SCANIA ADOPTS THE SCR SYSTEM
The Swedish company, for some of its engines, has decided to go against the tide, following Iveco’s idea of foregoing EGR systems. With promising results. In Europe, meanwhile, a new diesel scandal is looming over the horizon
Thank you, AdBlue. While liquid-gas-powered trucks (LNG) are increasingly emerging as the successors of today's Euro 6 vehicles (since, at least for the next few years, we will hardly see a "Euro 7"), a urea based additive is dividing the Italian trucking sector. Almost all manufacturers have chosen to meet the strict EU emission standards using Exhaust Gas Recirculation systems (EGR), SCR catalysts and Diesel Particulate Filter (DPF). Scania, Daf, Man, Mercedes-Benz, Volvo Trucks and Renault Trucks. Only Iveco took another direction using SCR systems only, in addition to particulate filters, putting EGR systems aside. Hard to say which, in the end, was the winning choice. What is certain is that the SCR-only front has been progressively widening since 2012. By the end of 2014, in fact, Scania had announced the launch of its R450 without EGR: in both cases, the engine is a DC13, a 13-liter 6-cylinder in-line version of the 147. And this is not an isolated case, in fact, taking the lead a few months earlier, at the beginning of 2014, Scania launched its G410, still based on a 13 liters in line engine, but this time with 410 hp. Now, though, the R450, Scania’s flagship, is really taking off on the ups and downs - not just figurative - of the Italian market.

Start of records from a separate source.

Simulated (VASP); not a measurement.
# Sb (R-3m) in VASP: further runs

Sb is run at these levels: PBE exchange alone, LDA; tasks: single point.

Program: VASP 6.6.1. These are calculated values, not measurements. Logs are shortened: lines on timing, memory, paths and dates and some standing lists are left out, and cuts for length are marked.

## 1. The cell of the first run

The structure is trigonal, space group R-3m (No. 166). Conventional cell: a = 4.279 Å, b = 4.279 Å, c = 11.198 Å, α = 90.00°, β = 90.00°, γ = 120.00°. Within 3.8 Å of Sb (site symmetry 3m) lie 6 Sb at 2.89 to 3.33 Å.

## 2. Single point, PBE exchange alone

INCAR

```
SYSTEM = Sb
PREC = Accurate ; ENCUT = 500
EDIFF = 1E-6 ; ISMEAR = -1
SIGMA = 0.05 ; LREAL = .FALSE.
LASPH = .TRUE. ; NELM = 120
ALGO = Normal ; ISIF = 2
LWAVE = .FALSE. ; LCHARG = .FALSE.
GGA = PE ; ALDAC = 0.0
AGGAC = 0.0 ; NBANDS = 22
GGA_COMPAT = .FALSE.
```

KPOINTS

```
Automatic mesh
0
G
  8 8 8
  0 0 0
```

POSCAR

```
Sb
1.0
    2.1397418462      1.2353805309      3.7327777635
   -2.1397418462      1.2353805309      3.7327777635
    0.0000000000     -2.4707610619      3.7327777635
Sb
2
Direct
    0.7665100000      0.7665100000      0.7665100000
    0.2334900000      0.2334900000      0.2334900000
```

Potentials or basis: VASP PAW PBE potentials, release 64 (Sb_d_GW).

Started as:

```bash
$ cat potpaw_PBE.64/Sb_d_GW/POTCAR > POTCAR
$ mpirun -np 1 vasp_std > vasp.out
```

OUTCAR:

Top class performance for the R450
Eliminating the EGR system has, on the other hand, improved the vehicle’s performance in terms of torque and power, besides simplifying the design of the engine itself. No more pipes with hot exhaust gases in recirculation nor valves and heat exchangers, and no need for larger radiators too. Even a variable geometry turbocharger becomes unnecessary as a traditional one is more than sufficient, since the engine is no longer receiving contaminated air from the EGR, and no longer needs a higher boost. Furthermore, the compression ratio also increased from 17 to 18:1, not to mention that eliminating the EGR cooler saves about 40 kg on the vehicle’s tare for a 4x2 tractor with Streamline cabin. The improved performance of the engine is especially appreciated on our many mountain passes. The new engine model has, just like its predecessor, a very impressive torque: maximum torque is 2,350 Nm and is available right from 1,000 r/min, which assures very good driveability.
The down side, in theory, is represented by a higher consumption of AdBlue. But recent tests around Europe have shown it to be not much higher than vehicles equipped with EGR systems. Actually, in some cases it was even lower. Engines using only SCR technology normally require more AdBlue, and in the case of Scania, this means an average of 6 percent of the total amount of diesel, while engines with EGR and SCR normally need 3 percent. Joel Granath, Head of Product Management for Scania Trucks, stated: ““According to our own calculations running a Scania Streamline results in a 1 percent fuel saving compared with the previous model using both EGR and SCR – everything else being equal”. Not bad for a company that has long resisted the temptation of switching to SCR insisting on the qualities of EGR systems.
Getting around the laws
Sure, talking about diesel engines and emissions is impossible without thinking back to the recent diesel-gate scandal. But if industrial vehicles in the last two decades have always been trailblazers of new technologies, also in terms of getting around the laws - unfortunately - the sector distinguished itself, especially in relation to SCR systems. In Germany, in fact, the Camion Pro transport association reported the existence of devices, manufactured in China and worth a few hundred Euro, which are able to turn off the SCR, thus bringing to zero the consumption of the urea based additive. Furthermore, since the catalyst is placed “downstream” of the engine, there are no consequences on fuel consumption or performance. All you have to do is Google "AdBlue emulator". Now imagine the possible consequences on pollution: trucks that look like squeaky clean Euro6, suddenly become, as far as NOx is concerned, as old and “dirty” as Euro1 or Euro2. Moreover, the scam is very difficult to thwart, at least for now: the control unit does not display any error codes and the police forces can thus do very little about it, unless they suddenly receive a massive amount of exhaust gas analyzers. What is certain is that, with behaviors of this kind, it is little wonder that cities like Paris are now speaking of abolishing diesel from 2020, or the Netherlands, where the Government is making moves to ban all non-electric vehicles by 2025. Will common sense prevail in the end, and along with it proper inspection procedures?